I don't get review copies of things that often, but for some reason a whole bunch arrived at once and I've been kind of letting them pile up.

Most of them are from small-press outfits or specialty houses, and I know from my own experience that sending out review copies is a MUCH bigger deal for those publishers than it is for the big guys. So I try to be conscientious about getting to them, but we've had a busy few weeks here as well and I just haven't had time. My guilt has been somewhat assuaged by Greg Burgas giving

Sanctuary a thorough looking over, and Sonia reviewed

the "Liberated Ladies" issue of Back Issue. So I'm going to just refer you to those reviews, since they did a much better job than I would have.

Still, that leaves a pretty fair stack of stuff. The mission statement here at CSBG is that everything that people send us gets reviewed by somebody, and I don't usually get sent enough to plead that the stack is too high to get through. So this took me a little by surprise. In addition to the digital comics and so on, there's actual print books, too.

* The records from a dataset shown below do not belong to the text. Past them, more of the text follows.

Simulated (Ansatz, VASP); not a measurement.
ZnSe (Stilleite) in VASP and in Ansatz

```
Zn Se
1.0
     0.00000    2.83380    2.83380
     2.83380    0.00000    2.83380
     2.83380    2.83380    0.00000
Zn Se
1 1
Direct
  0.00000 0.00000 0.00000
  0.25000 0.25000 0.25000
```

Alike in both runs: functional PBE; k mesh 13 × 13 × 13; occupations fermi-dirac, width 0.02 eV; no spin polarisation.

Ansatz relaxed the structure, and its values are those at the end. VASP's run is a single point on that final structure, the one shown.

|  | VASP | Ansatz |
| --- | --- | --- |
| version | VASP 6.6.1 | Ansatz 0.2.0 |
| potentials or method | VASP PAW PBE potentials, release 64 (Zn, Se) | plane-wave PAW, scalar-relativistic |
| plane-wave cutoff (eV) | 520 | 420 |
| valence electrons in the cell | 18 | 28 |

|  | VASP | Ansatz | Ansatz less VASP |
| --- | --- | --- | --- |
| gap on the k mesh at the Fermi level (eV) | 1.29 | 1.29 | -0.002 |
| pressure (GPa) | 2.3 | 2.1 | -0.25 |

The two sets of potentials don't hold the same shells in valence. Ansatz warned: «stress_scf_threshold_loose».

The pile has been sitting in my office, and I could kind of feel it glaring at my back all last week, trying to guilt me into making time to read and review the books, while I was trying to get my second-semester budgets and so on pulled together.

But things have settled down. Julie's off at a baby shower for our niece-in-law today, so I have the place to myself. I decided that I would just go through the whole pile for you, top to bottom. Apologies, again, for taking so long to get to it... some of these arrived in December. (Thankfully, there's nothing about 'promptly' in the we-review-everything-sent promise. But by God, at least over in my corner, we do eventually get to everything.)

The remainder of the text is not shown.